Thomas Ivacko is an administrator and program manager at the Center for Local, State, and Urban Policy at the Ford School. He also oversees the Michigan Public Policy Survey program, which conducts state-wide surveys of local government leaders.
We surveyed local leaders across Michigan for the last six years and what we found is that local government fiscal health was in a tailspin back in 2009 at the end of the Great Recession and it got even worse in 2010. But in 2011, we found the beginning of a new trend of gradual fiscal improvement. That has continued for a fourth year now into 2014.
In fact, for the first time we have just crossed a tipping point where more local governments (36%) tell us that they are doing better today than they were a year ago compared to those who say they are doing worse (24%). So this is up significantly from the low point in 2010 when just 9% were doing better and 61% were doing worse.
To understand fiscal health we asked local leaders if their jurisdictions are better able or less able to meet their fiscal needs today compared to a year ago and so for the 24% that are doing worse today local leaders tell us it is due to a wide range of factors. Compared to the places that are doing better they are more likely to tell us they have had cuts in property tax revenue, cuts in state aid and fiscal and federal aid, increase in tax delinquencies and home foreclosures. They are also more likely to tell us they face increasing public service demands so they have more pressure to spend more on infrastructure, human services, public safety and so on. So fiscal health is due to a wide range of factors on both the revenue and expenditure sides of the ledger.

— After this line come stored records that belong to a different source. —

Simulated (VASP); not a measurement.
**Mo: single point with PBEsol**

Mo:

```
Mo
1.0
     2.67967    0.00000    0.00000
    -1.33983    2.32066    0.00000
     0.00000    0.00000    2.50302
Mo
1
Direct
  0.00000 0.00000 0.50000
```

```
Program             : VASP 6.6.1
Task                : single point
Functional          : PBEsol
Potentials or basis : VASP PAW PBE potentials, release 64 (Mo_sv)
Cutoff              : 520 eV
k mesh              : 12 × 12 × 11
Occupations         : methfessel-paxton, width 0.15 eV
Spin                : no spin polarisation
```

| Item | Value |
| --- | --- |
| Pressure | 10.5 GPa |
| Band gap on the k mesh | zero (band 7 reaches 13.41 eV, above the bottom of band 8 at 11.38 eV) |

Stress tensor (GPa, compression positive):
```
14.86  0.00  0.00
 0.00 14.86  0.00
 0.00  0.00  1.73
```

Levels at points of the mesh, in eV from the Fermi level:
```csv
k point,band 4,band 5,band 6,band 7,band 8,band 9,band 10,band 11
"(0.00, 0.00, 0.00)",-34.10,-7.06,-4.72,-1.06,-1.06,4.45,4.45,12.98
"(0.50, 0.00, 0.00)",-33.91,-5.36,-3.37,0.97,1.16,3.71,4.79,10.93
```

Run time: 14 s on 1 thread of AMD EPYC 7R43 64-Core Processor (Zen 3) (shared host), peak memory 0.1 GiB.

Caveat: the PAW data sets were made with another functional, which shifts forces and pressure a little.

Looking ahead 35% of local leaders expect their jurisdictions to be better off a year from now but a stubborn 22% expect to be even worse off so overall that’s not much more progress than what we’ve seen in the last year. In one particularly worrisome finding is that among jurisdictions that are worse off today, 76% expect to be even worse off a year from now and by comparison to those who are better off today, 81% expect to be better off a year from now and so this really points to two different groups of local governments that are moving in two different directions.